Unless you consider their religious beliefs to be a form of mental derangement. For example, can someone who is convinced that a man 2000 years was literally god incarnate and rose from the dead really be called mentally healthy?

  • -16

Then the vast majority of the people on the planet for the vast majority of human history would be "mentally deranged", so what is mentally healthy? I think the query you're trying to pose here is whether intelligent and well educated people (that is, neither mentally disabled nor ignorant) can hold irrational beliefs, to which I would say yes.

For example, can someone who is convinced that a man 2000 years was literally god incarnate and rose from the dead really be called mentally healthy?

Yes. Even if we say that someone has major irrational beliefs, it does not follow that they are mentally unhealthy.

"Mental illness" is hard to define, but one plausible approach is a functioning account: a mental illness stops people from being able to carry out major life functions. Christianity doesn't do that, and hence Christianity is not a mental illness, even if Christian belief is irrational.

For example, can someone who is convinced that a man 2000 years was literally god incarnate and rose from the dead really be called mentally healthy?

Of course. Believing such things is a very common feature of a lot of stable civilizations in history.

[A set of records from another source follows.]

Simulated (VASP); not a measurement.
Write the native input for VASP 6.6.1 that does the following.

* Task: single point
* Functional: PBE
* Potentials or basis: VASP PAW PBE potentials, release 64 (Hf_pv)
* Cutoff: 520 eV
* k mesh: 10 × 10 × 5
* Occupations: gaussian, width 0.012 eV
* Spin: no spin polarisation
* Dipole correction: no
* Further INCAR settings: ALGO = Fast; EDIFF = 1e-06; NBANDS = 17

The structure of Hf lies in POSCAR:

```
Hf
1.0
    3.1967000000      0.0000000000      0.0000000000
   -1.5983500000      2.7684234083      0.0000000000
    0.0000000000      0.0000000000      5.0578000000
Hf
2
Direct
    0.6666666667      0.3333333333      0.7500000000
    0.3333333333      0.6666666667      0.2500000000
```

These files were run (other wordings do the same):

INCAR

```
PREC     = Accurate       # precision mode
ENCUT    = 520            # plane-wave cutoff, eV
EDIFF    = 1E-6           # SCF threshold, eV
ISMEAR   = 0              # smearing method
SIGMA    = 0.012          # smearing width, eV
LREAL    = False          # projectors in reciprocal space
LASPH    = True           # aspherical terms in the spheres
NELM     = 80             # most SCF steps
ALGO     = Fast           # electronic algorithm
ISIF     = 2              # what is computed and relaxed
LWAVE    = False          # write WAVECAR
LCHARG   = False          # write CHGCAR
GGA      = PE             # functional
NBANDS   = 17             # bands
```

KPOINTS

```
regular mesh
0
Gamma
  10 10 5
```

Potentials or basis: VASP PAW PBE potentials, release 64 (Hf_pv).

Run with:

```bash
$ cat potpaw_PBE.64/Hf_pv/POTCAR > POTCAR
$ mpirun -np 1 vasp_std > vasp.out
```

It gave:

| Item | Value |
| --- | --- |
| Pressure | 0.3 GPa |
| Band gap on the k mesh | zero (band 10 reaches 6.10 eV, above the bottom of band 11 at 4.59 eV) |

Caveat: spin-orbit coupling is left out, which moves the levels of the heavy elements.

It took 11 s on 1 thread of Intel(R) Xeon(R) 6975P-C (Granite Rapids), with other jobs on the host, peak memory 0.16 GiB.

Humans everywhere have had metaphysical beliefs of many sorts, and most of the ones that make it into long lived religions have to be healthy by the necessities of the memetic process.

Not believing in similarly silly things is actually a much better candidate for being a mental illness. And I say this as an atheist.

If you consider religious beliefs to be a form of mental derangement, you are going to have to put a lot more effort into justifying that position.

Otherwise, do not just post something that just looks like low effort dunking on your outgroup.

I'm just going to say, I don't think this mod action is necessarily wrong with the rules as written, but I think it's inconsistently applied. It seems to me that there are quite a lot of short, low-effort takes making fairly debatable claims that never get modded (yes, I sometimes report them--doesn't seem to matter).

Here's the thing - a lot of "low-effort" comments are borderline, which means they are judgment calls. I can't claim we're 100% consistent about them, and I don't think we can be. We try, but I definitely let some comments slide that @naraburns might not and vice versa, and there are comments that I might mod one day while on a different day I wouldn't bother.

There's always a balance between allowing too many low effort comments, and being too overzealous about smacking every single one.

I'm guessing that you report mostly comments saying things you disagree with and you think we're harsher on "your" side than the "other" side. I'm guessing you also know that posters on every side have constantly accused us of this since the Motte was created.

I've definitely reported posts whose "thesis" I agreed with, or agree with some of what they said, but then made big sweeping claims that aren't supported or attack strawmen.

Rather than "guessing" you could have maybe asked for more detail?

I'm guessing you also know that posters on every side have constantly accused us of this since the Motte was created.

I'm aware, and I didn't say it was bias, I just said it was inconsistent.

Rather than "guessing" you could have maybe asked for more detail?

So what specifically would you like us to do? If you don't think it's the result of bias, all I can say is that yes, sometimes a kind of crappy comment will get modded and sometimes it won't. There are a number of factors that go into "Do I think I need to put on my modhat for this one?" and some of them are just plain human inconsistency.

To be honest I probably would have had no objection if you left your post at the first 2 paragraphs, because I realize modding is hard, and would have left it alone unless I saw particularly egregious examples in the future. The assertion that I was just being biased because I provided feedback is what got to me.

Well, it's not. We're not going to allow "Religious people are crazy" as an unsupported opinion any more than we'd allow "trans people are crazy" or "wokes are crazy." You can hold those opinions, you can even argue them, but you can't just assert them as a demonstration of disdain.

Civilly.

I don't know ... From where I'm standing, @Goodguy was, in fact, civil and was unfairly modded. If you're not religious, religious actions sure look insane. He could have written an essay on why, but the theism-vs-atheism debates have all been done to death in the naughty aughties and should stay there. But it at least deserves a mention when people talk about mental health/sanity.

If you're not religious, religious actions sure look insane.

I am not religious, and a lot of religious actions look insane to me, but you cannot just say "Religious people are mentally unhealthy." That's a truth statement - specifically about your outgroup - that needs to be justified.

This is yet another "But my outgroup really is bad/wrong/stupid, I should be able to just say that without having to defend it!" gripe.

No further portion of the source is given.